Mike Parrott
December 19, 2006I don’t know how things stand now, but in the late 1970s the corrective eyeware industry had not really mastered the operational aspects of eyeglasses that, theoretically at least, got darker in the sunlight and lighter indoors. There was this one kid in my grade, Craig, who had tinted aviator glasses very similar to the ones partially masking Mike Parrott’s apprehensive expression, and Craig’s glasses were never tinted enough outside or untinted enough inside. I sort of hated Craig because both he and I had curly hair and glasses and braces and played small forward on our constantly defeated junior high basketball team. I hated my curly hair and glasses and braces and losing and hated Craig because I guess I needed in some way to put all that self-hatred onto somebody else, especially a someone who didn’t seem to mind all the things that seemed like curses to me. In fact, I am pretty sure he permed his fucking hair to make it curlier, and somehow the fact that his glasses were tinted, that they featured this new, attention-grabbing technology, made his glasses the same as the perm, an embrace of his cursed status as a four-eyed brillo-head. By the time we were in tenth grade and putting in our fourth straight season of getting our brains beaten in on the basketball court, Craig’s refusal to realize that he was cursed had resulted in him even having a girlfriend that he seemed likely to be having sex with, which was something like the Apollo Space Program to my Caveman Banging Rocks Together And Thinking About The Moon. But even so, in my mind Craig was still the douchebag with the stupid tinted glasses. He had to be.

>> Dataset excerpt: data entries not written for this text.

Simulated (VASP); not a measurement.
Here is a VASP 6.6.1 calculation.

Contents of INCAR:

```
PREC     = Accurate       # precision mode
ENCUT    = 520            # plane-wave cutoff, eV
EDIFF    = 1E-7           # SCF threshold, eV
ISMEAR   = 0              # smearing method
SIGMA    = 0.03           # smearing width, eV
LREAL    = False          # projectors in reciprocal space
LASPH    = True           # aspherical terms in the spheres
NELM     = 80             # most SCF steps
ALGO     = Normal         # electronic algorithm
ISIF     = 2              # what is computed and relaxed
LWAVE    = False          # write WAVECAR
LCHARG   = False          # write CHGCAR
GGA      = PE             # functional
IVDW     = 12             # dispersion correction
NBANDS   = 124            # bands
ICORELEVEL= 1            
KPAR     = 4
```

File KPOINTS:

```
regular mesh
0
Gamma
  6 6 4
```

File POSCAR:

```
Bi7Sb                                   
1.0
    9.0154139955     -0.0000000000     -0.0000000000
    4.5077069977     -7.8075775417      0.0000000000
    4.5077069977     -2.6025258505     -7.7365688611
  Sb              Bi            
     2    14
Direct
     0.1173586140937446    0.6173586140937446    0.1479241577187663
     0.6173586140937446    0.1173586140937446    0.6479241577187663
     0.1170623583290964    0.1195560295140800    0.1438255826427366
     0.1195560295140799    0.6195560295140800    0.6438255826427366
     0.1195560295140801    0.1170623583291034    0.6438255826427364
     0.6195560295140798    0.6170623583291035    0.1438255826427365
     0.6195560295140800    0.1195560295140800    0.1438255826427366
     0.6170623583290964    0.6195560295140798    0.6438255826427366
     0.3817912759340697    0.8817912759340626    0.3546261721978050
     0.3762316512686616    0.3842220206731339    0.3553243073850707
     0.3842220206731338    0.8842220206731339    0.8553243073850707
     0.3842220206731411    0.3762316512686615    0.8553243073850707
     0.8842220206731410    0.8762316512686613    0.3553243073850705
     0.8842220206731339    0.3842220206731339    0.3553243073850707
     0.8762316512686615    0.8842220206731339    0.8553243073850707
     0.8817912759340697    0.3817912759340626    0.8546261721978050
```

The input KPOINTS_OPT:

Anyway, Mike Parrott seems here to be on the brink of a humiliating discovery, his eyes fixed on the horizon as if an airplane skywriter is spelling out the last letters of a message that Mike Parrott’s wife has run away with some other Mariner that Mike Parrott has always fervently believed to be a douchebag. In the season to come, Mike Parrott will valiantly battle the creeping self-doubt apparent in this picture, going 14-12 with a respectable 3.77 ERA. He will even begin the following year with a win, but then he will lose every single other game that year, 16 games in a row, to finish 1-16. I don’t know if Mike Parrott’s tinted glasses contributed to the monumental losing streak, but one has to wonder why a guy whose home games were in the roofed Kingdome would be drawn to glasses that were always a little too dark when the wearer of them was inside.
1. 2 comments from old CG site:
pete millerman said…
…having myself spent the better part of the mid-to-late 1970’s sporting the model of wire-rimmed aviator eyeglass frames known as “the Ogilvie” in deference to gifted child thespian Alfred Lutter, I think I can pretty much state definitively that Banging Rocks Together and Thinking About the Moon is, in itself, no small achievement.
6:32 PM
Josh Wilker said…
“The Ogilvie” model persisted in some quarters beyond the 1970s, though in those later years it was more often known as “The Koresh.”
9:11 AM
2. Did I ever mention that Parrott looks like my buddy The Wig back 20 years ago or so? Wig had aviator frames back then and a white man’s afro; it would’ve been a jewfro that would’ve made Ari Tennebaum proud. But he wasn’t Semitic, he was Irish.
He got his nickname when we crossed over to border to Massachusetts. Anthony’s was the name of our destination. It was (is?) a titty bar near Westover Air Force Base. Unlike Connecticut, Massachusetts allowed the Canadian ballet to serve alcohol AND show full frontal nudity at the same time.
In any event,there was a group of guys sitting across the runway from us. They thought that Ed was wearing a toupee and offered a dancer $50 to tear it off of his head. This gal was doing the bump and grind with Ed, steaming his glasses while the guys across the way were chanting “Wig! Wig Wig!” She chickened out and wouldn’t pull off his toupee and told him what was going on.
“See this!’ He yelled across the catwalk while he yanked his hair. “It’s all real.”
He’s had that nickname ever since.
I had a pair of those stupid over-sized tinted glasses. My mom had to pay extra to get “feather-weight” lenses, because my vision was worsening every year (pre-contacts). They still looked really thick. One tough guy on my baseball team called me Coke Bottles. The next football season and baseball season I wore prescription “Sport Specs,” which were the kind that Chargers wide receiver John Jefferson used to wear. See http://i.cdn.turner.com/sivault/si_online/covers/images/1979/0820_large.jpg
The same player that called me coke bottles started calling me Jabbar.
These were a little cooler than the tinted lenses but they fogged up contantly under my football helmet. So I bought from the sports store an anti-fog stick. It was like putting chapstick on your lenses and then smearing it evenly so you can see through the shit. Sweat would create bizzare visual imagery across my lenses. Trying to catch kicks and punts through these lenses was like looking through a pastel Monet painting trying to catch a beebee.
With contacts today all those great pictures of bespeckled ballplayers are just classic images of the past.